Average 19 year old weather nerd. Sophomore @ Plymouth State University, majoring in meteorology, with the goal of becoming a professional forecaster
By: MAweatherboy1 , 7:11 PM GMT on September 29, 2012
Nadine is a true fighter of a storm. Throughout her life she's been bullied by occasional areas of high wind shear and cool waters. Despite this, she has fought back after every weakening spell, including this morning, when after a brief fall to tropical storm status, Nadine ramped back up and reintensified to hurricane status. As of the latest advisory from the National Hurricane Center, Nadine currently has maximum 1 minute sustained winds of 75mph and a minimum central pressure of 988mb. She is a category 1 hurricane on the Saffir Simpson Scale. Nadine is currently located about 610 miles WSW of the Azores and is moving NNW at 14mph.
Forecast for Nadine
Nadine is currently in an area of moderate wind shear and marginal sea surface temperatures. For this reason, even though she has strengthened in these conditions before, I don't see much intensification in the future for her, though I think it is possible she may peak at around 85mph based on current trends and her upgrade to 70kts at the 18z ATCF update. I am expecting little change over the next 24 hours, with steady weakening after this time, and I still believe Nadine will become non tropical in 4-5 days as it moves over cool waters. Regarding track, Nadine should continue a NNW motion for the next 18-24 hours. After this time, through about 4 days out, Nadine will be in an area of weak steering currents, and as it has for much of its life, will meander around the open Atlantic with very little motion, with a possibility of the storm making a cyclonic loop as the NHC indicates. Finally, Nadine should get caught up in westerly winds generate by a developing baroclinic storm in the Atlantic and get forced E/ENE in the direction of the Azores as it loses tropical characteristics. The NHC hints that the storm will mostly go north of the Azores, but I feel Nadine will really get caught up in the westerlies as she weakens and the baroclinic storm strengthens, forcing her more east and closer to the central Azores in 6 days or so. It is too early to tell any specific impacts, but I do not expect anything significant at this point. Tropical Storm watches may be required for the Azores in a couple days as a precaution.
Figure 1: Official NHC forecast for Nadine. I believe a more south/east solution is likely, but the way Nadine's been anything is possible.

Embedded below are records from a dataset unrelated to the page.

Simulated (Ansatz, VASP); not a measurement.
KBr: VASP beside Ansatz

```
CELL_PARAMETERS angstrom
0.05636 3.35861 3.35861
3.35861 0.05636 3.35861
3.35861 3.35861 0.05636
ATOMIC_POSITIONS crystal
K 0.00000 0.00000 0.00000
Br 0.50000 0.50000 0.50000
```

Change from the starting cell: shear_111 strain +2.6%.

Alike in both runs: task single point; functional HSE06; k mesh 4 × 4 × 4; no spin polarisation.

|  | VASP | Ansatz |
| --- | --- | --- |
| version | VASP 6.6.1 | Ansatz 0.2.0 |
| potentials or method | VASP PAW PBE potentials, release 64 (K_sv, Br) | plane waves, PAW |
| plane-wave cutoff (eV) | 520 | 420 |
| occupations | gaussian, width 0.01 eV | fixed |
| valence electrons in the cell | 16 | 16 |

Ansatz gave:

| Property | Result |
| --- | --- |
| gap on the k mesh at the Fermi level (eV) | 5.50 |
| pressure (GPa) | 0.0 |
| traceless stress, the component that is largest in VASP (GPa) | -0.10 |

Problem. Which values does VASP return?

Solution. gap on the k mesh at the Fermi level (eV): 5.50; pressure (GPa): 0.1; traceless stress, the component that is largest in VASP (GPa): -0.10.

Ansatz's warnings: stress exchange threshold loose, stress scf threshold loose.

After developing only yesterday, Tropical Depression Norman has become post tropical over the Gulf of California according to the 18z ATCF update. Norman's center is currently located about 100 miles WNW of Los Mochis, MX, with maximum winds of 30mph and a minimum central pressure of 1007mb. Norman's remnant circulation should dissipate within the next day or so, but some heavy rainfall will continue over Texas. I find it interesting that Texas has been looking to the Atlantic to provide a beneficial rain making tropical system, but they ended up getting it from a little East Pac storm.
Figure 2: The remnant circulation of Norman, which should dissipate in the next 24 hours.
Jelawat Weakens, Will Brush Japan
After providing some pretty strong impacts on Okinawa yesterday, Typhoon Jelawat has continued to weaken and accelerate NE. Jelawat currently has maximum 1 minute sustained winds of 75kts according to the Joint Typhoon Warning Center. Jelawat should continue to weaken in very unfavorable conditions, and it will likely make a second landfall in Japan tonight. Impacts should be minimal as it will not be a long duration event. Japan is generally in a favorable position to avoid the worst of tropical cyclones, as storms that get that far up are usually weakening and accelerating, providing general protection for cities like Tokyo. Southern parts of the country and places like Okinawa are more vulnerable as storms can still be quite intense as they reach those areas.
Figure 3: Typhoon Jelawat, weakening and accelerating NE as it heads for landfall in Japan. The storm was once a Cat 5 monster, but unfavorable conditions have taken a toll on it.
Nothing on the Horizon
There are no areas being watched for development in the Atlantic by the NHC, and none of the reliable models have shown any consistent development in the next 10 days. I still believe we'll get 1-2 more storms this year, but it's not impossible that the end of Nadine will mean the end of the 2012 season.
Figure 4: 12z GFS, 312 hours. A sure sign the times are changing.
Thanks for reading, and enjoy the rest of your weekend!